I'm doing some tests here on my machine, and I realized that when I do not initialize a variable, its value tends to be 0, but it is only initialized with 0, when the code is compiled to 64 bits, after some tests , I verified that it seems to be the loader of the binary that fills the memory address with value 0, not the compiler. I would like to confirm if it is actually loader that puts the value 0, grateful
#include <stdio.h>
int x; //section .bss
int main(void) {
printf("%d\n", x);
return 0;
}
I'm doing some tests here on my machine, and I realized that when I do not initialize a variable, its value tends to be 0,
If a variable with static storage duration (such as your x
) is defined without an initializer, then its initial value is 0 (arithmetic types) or a null pointer (pointer types), or else it is an aggregate type and its members are initialized per these rules (recursively) or it is a union type and its first member is initialized per these rules. This is specified by paragraph 6.7.9/10 of the language standard, so in a conforming conforming implementation "tends to be" is too weak.
But note that this does not apply to automatic variables (those declared at block scope and without a storage class specifier). If an automatic variable is declared without an initializer then its initial value is indeterminate, and if you use such an object's value without first setting it then the behavior is undefined. Perhaps this is why you hedged.
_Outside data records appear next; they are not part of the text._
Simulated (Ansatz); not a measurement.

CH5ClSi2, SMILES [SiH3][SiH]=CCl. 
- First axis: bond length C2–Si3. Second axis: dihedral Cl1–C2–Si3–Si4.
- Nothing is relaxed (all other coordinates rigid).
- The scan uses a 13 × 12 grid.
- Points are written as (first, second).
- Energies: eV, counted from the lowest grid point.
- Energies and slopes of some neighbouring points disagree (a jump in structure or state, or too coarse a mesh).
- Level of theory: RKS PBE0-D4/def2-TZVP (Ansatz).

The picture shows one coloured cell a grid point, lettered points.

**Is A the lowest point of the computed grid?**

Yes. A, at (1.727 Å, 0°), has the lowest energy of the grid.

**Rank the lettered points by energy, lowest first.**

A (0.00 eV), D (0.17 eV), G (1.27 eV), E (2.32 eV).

but it is only initialized with 0, when the code is compiled to 64 bits,
If we're talking about conforming implementations, then the target architecture's word size has nothing to do with it.
after some tests , I verified that it seems to be the loader of the binary that fills the memory address with value 0, not the compiler.
That's implementation dependent. C does not specify. However, you tagged ELF, and C implementations that target ELF generally assign default-initialized objects to the BSS section, which is pretty much designed for the purpose. BSS takes up no space on disk but when loaded it is initialized to all-bits-zero.
I would like to confirm if it is actually loader that puts the value 0, grateful
The program loader, whatever form that takes in any given implementation, sets the initial value of every variable with static duration, regardless of whether it is defined with an initializer. It may do that by loading the value from disk or, in some cases, by zero-filling it without loading a specific value from disk, or possibly by some other mechanism. As already described, for variables assigned to the BSS section of an ELF object, the loader (dynamic linker in this case) zero-fills the representation.